Friday, June 19 2009

Using Abbyy FineReader Pro for Japanese OCR

[Update: if you save your work in the Finereader-specific format, then changes you make after that point will automatically be saved when you exit the application; this is not clear from the documentation, and while it’s usually what you want, it may lead to unpleasant surprises if you decide to abandon changes made during that session.]

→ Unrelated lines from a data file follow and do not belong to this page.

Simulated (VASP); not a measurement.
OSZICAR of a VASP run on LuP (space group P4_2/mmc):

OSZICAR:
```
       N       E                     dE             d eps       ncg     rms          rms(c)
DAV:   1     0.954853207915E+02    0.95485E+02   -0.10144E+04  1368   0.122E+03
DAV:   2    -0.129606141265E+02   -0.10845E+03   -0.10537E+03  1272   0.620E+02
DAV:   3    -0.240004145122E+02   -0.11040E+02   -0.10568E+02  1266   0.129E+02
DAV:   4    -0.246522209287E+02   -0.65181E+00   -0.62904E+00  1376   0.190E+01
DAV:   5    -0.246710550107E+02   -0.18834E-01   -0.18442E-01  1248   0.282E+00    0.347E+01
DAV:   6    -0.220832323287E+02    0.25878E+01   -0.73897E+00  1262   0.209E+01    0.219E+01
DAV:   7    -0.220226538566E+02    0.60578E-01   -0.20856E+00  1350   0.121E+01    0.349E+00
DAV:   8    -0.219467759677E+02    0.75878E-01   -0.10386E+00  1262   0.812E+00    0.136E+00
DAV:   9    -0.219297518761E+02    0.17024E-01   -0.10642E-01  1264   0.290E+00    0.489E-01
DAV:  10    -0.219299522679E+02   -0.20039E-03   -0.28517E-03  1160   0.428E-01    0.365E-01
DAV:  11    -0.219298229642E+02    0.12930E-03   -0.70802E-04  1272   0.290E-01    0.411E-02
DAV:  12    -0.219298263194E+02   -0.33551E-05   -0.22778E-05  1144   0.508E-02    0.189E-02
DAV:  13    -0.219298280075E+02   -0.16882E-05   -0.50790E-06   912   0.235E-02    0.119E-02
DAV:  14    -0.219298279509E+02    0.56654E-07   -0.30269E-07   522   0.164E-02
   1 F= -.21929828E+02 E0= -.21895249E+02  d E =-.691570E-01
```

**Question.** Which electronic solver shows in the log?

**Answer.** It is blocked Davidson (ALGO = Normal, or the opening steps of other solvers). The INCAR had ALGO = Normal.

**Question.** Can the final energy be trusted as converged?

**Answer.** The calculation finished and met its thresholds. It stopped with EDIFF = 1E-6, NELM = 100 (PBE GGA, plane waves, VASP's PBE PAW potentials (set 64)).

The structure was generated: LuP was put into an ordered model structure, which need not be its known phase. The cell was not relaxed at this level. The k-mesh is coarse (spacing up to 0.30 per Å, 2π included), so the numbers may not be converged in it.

After several days with the free demo, in which I tested it with sources of varying quality and tinkered with the options, I bought a license for FineReader Pro 9.0 (at the competitive upgrade price for anyone who owns any OCR product). I then spent a merry evening working through an album where the liner notes were printed at various angles on a colored, patterned background. Comments follow:

  • Turn off all the auto features when working with Japanese text.
  • In the advanced options, disable all target fonts for font-matching except MS Mincho and Times New Roman. Don’t let it export as MS Gothic; you’ll never find all of the ー/一 errors.
  • Get the cleanest 600-dpi scan you can. This is sufficient for furigana-sized text on a white background.
  • Set the target language to Japanese-only if your source is noisy or you’re sure there’s no random English in the text. Otherwise, it’s safe to leave English turned on.
  • Manually split and deskew pages if the separation isn’t clean in the scan.
  • Adjust the apparent resolution of scans to set the output font size, before you tell it to recognize the text.
  • Manually draw recognition areas if there’s anything unusual about your layout.
  • Rearrange the windows to put the scan and the recognized text side-by-side.
  • Don’t bother with the spell-checker; it offers plausible alternative characters based on shape, but if the correct choice isn’t there, you have to correct it in the main window anyway. Just right-click as you work through the document to see the same data in context.
  • You can explicitly save in a FineReader-specific format that preserves the entire state of your work, but it creates a new bundle each time, and it won’t overwrite an existing one with the same name. This makes it very annoying when you want to simply save your progress as you work through a long document; each new save includes a complete copy of the scans, which adds up fast.
  • If you figure out how to get it stop deleting every full-width kanji whitespace character, let me know; it’s damned annoying when you’re trying to preserve the layout of a song.
  • Once you’ve told it to recognize the text, search the entire document for these common errors:
    • っ interpreted as つ and vice-versa
    • ー interpreted as 一 and vice-versa; check all other nearby katakana for “small-x as x” errrors while you’re at it
    • 日 interpreted as 曰
    • Any English-style punctuation other than “!”, “:”, “…”, or “?”; most likely, they should be the katakana center-dot, but it might have torn a character apart into random fragments (rare, unless your background is noisy).
    • The digits 0-9; if your source is noisy, random kanji and kana can be interpreted as digits, even when English recognition is disabled.
  • Delete any furigana it happens to recognize, unless you’re exporting to PDF; it just makes a mess in Word.
  • In general, export to Word as Formatted Text, with the “Keep line breaks” and “Highlight uncertain characters” options turned on.
  • If your text is on a halftoned background and you’re getting a lot of errors, load up the scan in Photoshop, use the Strong Contrast setting in Curves, then try out the various settings under Black & White until you find one that gets rid of most of the remaining halftone dots (I had good luck with Neutral Density). After that, you can Despeckle to get rid of most of the remaining noise, and use Curves again to force the text to a solid black.